The King then sent his servants to bring back Yagnavalkya, who refused.  Then Vaishampayana interfered and asked Yagnavalkya to help the King.  Yagnavalkya again refused.  Then Vaishampayanaru got angry and told Yagnavalkya to leave the ashrama immediately.  He also told Yagnavalkya to unlearn every bit of Yajurveda which he had studied from Vaishampayana by vomiting the entire Yajurveda.  Yagnavalkya, by his yogic powers, gave a shape and form to the Yajurveda taught by Vaisampayana, gathered it together and spewed it on to the ground. Huge tongues of flames of smouldering fire leapt from the emitted Vedas and began to blaze the entire place in frightening fury, as the fire of Yajurveda mantras, shining bright and brilliant, would spread and envelop the entire world.

Taittareeya

By that time Sri Vedavyasaru came there from his Theertha Yatra, on the request from Vaishampayanaru to help, Vedavyasa Devaru sprinkled Theertha from his kamandala on some of the sishyas of Vaisampayana, namely, Apasthamba, Bodayana, Oukya, Kandiya, Kada, Dupuka, Sathyashada, Hirenyakesa etc., who happen to be present there and transformed them to the form of tittri birds i.e. ostriches and instructed to lap up the flames of the Yajurveda. It is said that because of this incidence this branch of
Vedic knowledge has come to be known as “Taittreeya.”

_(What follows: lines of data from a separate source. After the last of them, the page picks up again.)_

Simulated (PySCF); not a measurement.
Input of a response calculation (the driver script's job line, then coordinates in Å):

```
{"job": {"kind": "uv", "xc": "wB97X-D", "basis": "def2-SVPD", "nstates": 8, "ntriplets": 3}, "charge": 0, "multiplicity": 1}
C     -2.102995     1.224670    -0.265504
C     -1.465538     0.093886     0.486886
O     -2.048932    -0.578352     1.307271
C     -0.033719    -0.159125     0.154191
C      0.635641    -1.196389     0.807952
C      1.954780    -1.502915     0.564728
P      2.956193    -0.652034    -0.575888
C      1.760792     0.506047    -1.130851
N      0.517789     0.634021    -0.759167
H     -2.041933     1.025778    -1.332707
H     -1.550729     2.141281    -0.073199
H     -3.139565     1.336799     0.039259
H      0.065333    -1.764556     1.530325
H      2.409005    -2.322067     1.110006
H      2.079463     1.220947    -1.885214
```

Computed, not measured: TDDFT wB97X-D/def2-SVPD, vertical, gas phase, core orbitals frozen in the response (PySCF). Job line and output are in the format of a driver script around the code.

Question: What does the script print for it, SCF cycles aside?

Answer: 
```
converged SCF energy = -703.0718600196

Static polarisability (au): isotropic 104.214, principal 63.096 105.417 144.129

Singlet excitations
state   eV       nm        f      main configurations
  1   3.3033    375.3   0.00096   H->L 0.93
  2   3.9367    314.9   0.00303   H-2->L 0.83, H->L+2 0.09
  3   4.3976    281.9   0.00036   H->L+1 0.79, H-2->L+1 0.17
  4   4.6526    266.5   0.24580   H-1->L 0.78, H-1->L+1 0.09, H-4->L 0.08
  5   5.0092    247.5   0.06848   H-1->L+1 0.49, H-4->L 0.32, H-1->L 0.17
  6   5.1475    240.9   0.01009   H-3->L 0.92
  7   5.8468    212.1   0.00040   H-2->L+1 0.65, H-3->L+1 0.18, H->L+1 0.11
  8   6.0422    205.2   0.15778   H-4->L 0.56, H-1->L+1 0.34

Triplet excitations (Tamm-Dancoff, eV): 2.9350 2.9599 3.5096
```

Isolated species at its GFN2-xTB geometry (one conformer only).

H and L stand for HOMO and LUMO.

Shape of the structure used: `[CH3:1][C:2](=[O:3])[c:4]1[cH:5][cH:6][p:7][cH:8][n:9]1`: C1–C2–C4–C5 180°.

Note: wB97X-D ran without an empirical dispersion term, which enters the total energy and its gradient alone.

Yagnavalkya vomited only the Yajur Veda taught by Vaisampayana and that he retained the other Vedas, the Rig, Sama and Atharva Vedas which he had earlier learnt from different gurus.

King Supriya’s refusal to take the Prasad led to Shukla Yajurveda and Taittreeyam.   This served as the means for the subsequent revelation and exposition of the Shukla Yajur Veda through Yagnavalkya.  But for the behaviour of king Supriya, Yagnavalkya’s refusal to cure the king and the indignation of Rishi Vaishampayana mankind would not have had the benefits of the treasures of Shukla Yajur Veda.

Shukla Yajur Veda was revealed to the sage Sri Yogeeswara directly by Lord Surya.